And then there’s the possibility of being able to browse the book through different lenses. Imagine a cookbook you could browse by what’s in your fridge OR your mood? Again it’s already happening with ebooks.

vi. They can be multimedia
With print all you’re ever going to get is words and pictures. Sure 3D pop-up books are fun, they’re nothing compared to books which have video and even active links to the internet.

vii. The get delivered instantly (and for FREE)
I don’t know about you, but I’m a fan of instant gratification. While a parcel in the post is lovely, not having to wait or pay for shipping your books is totally the way forward.

some history behind the next generation of 5 ingredients 10 minutes

A little over a month ago I launched my new cookbook 5 ingredients 10 minutes in ebook format. And while sales have been pretty good, I have had some interesting feedback.

First are the people who just can’t get their head around the whole ebook thing. The people (my friends included) who want to know when I’m going to release a print version.

While half of me understands their love of paper and answers ‘oh hopefully some time next year’, the other half of me just wishes they would open their minds and see that maybe the future is here. (For the record I’m still undecided about doing a print run).

Second were the people telling me that $37 was way too much to pay for an ebook. I’m glad that this group is open to the ebook idea. And their feedback made me realise that it’s difficult to convey how much value is contained in a book with 133 recipes over 344 pages. They raised the question in me that maybe smaller bite-sized mini books are more appropriate for the online space?

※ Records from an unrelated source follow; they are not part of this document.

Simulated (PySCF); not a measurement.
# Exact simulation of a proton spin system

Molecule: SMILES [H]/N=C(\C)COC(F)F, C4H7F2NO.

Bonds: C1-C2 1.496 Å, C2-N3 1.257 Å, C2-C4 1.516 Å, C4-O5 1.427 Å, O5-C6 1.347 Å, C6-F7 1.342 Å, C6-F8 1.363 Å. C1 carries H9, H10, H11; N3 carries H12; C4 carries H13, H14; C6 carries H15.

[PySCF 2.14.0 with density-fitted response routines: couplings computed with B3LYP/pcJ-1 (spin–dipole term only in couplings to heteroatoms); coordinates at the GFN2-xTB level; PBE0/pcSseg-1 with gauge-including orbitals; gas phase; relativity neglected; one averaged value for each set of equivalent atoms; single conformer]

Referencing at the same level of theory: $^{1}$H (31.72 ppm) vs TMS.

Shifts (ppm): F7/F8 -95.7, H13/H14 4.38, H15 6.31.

2 new iterations of the next generation of 5 ingredients 10 minutes:

i. The premium VIDEO edition with 50 instructional videos included in the book.
3D cover video

I’ve already been super self indulgent with my ebook rant today do I won’t go heavy on the sales pitch. But I wanted to release a video version because it represents all of the benefits of moving over to the ebook dark side.

If this is something that interests you, head over to The Stonesoup Shop for more details.

But before you go the first 50 people to purchase the premium video edition of 5 ingredients 10 minutes will also receive FREE access to a Stonesoup Virtual Cookery School masterclass of their choice valued at $37. See the 2011 class calendar for a list of potential FREE classes.

ii. The mini-ebook version broken down into 10 volumes for sale individually..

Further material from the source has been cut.